For a long time, I thought my purpose in life was finding my career and making a name for myself in order to make everyone I knew proud of me.
Well, I think it's safe to say that at this point I don't really have a specific career. A degree, yes. A career, no. And that was a huge burden on me. I felt like I let down everyone, especially my parents who paid for my college years. And I had all these people at church excited about my future and expecting me to move to a foreign country eventually. But I'm still here.
I struggled with that a lot. Was I being a bad steward of what God had given me? Was I being trapped by fear? Was I disobedient to the Holy Spirit's leading?
At the end of the day, I'm not 100% confident, more like 98%.... But I think I can safely say no to all of the above.

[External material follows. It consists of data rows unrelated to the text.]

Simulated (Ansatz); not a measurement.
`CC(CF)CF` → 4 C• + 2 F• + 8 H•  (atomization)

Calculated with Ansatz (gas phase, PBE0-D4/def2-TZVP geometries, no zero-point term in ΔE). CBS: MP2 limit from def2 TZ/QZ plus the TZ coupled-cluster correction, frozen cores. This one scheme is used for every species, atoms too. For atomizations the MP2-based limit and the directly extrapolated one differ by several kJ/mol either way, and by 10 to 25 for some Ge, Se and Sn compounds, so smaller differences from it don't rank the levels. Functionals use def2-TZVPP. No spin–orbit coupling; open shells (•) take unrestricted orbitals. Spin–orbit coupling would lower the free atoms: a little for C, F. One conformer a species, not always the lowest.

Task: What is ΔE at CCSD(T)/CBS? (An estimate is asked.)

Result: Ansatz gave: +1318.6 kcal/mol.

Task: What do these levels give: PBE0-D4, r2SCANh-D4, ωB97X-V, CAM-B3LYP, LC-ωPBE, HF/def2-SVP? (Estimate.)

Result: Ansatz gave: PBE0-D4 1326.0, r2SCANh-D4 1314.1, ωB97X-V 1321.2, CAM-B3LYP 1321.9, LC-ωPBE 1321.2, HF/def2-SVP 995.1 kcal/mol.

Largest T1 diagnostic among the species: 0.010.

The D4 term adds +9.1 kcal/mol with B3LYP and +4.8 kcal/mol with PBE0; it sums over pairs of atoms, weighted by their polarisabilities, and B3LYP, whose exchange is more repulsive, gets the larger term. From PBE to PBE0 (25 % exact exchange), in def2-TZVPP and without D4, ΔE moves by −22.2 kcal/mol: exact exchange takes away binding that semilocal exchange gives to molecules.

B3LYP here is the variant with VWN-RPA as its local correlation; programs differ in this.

During an internship in college I spent time in the South Pacific on a remote island in a little village, and that caused me to completely rethink what it means to have purpose in life. For someone who will most likely live his or her whole life on one island where there is no college, few business opportunities and half the people are relatives, where would such a person find purpose?
There were many people on that island who felt purpose-less and wandered around wasting time for a large part of the day. Getting into trouble, accusing others of wrongdoings, sneaking off to the "bush" to engage in rebellious behavior... None of them seemed very happy and you could tell they felt trapped.
But there were others who clearly had purpose. Those who seemed most at peace about living there were, not surprisingly, the Christians. Because for them, life wasn't all about having the most stuff or being the most talented, or having everything on the bucket list completed, or being able to get on a boat and sail away. They had the mindset that, despite the island being confining, limiting and sometimes lonely, that wasn't their ultimate home anyway. One couple would walk around the island at night praying for their neighbors and asking God for revival. Another man wrote new hymns in the native language for the local church. When foreigners (like myself) visited, they would gladly host us and even let us stay the night in a guest room. We had many discussions about the Bible and theology at mealtime, and at one house one man basically preached an entire Gospel-focused sermon to me!
So, that stuck with me. And when I saw the door to my own post-college plans closing, which would have been my long-awaited escape from my economically-depressed rust belt home town, it was hard not to feel hopeless. Instead of being a foreign worker, I had a job milking cows at a local farm...
Yet, I knew it would be okay and that God had a reason for it. I had been placed on an "island", and I knew God had a purpose for me here, just like those Christian islanders had found theirs.
I began praying for one co-worker in particular, very, very persistently. We became friends. I had to move on to another job, but I now have a home nearby and we still see each other. I see God at work in his life, and recently found the boldness to actually share my faith verbally.
God is making me a light in this community. None of my neighbors go to church, but I go every Sunday and I know they wonder why I bother. I'm a 20-something kid. What 20-somethings willingly go to church?
I don't live with a girlfriend, I barely use my television, I get newsletters from missionary organizations in the mail, etc. In my spare time, I write worshipful music and I will soon have new neighbors below my apartment who will probably hear my singing...
So what would I say is my purpose? My purpose in life right now is to glorify God with what I do have and where He has placed me (or kept me, rather). comparing yourself to others is a lesson in futility. There will always be people more talented, richer, more beautiful, more successful than you. None of that equals purpose! This life is temporary, so the only true purpose and the only true path to joy is serving God and being wholly submitted to Him. When you do that, I can guarantee not only will your life feel purposeful again, but it will be a whole lot less confining and boring, too!
For the Christians on that remote island, it was because they served God and supported the idea of a Bible in the island's language that I ended up there.
I was their latest adventure from God.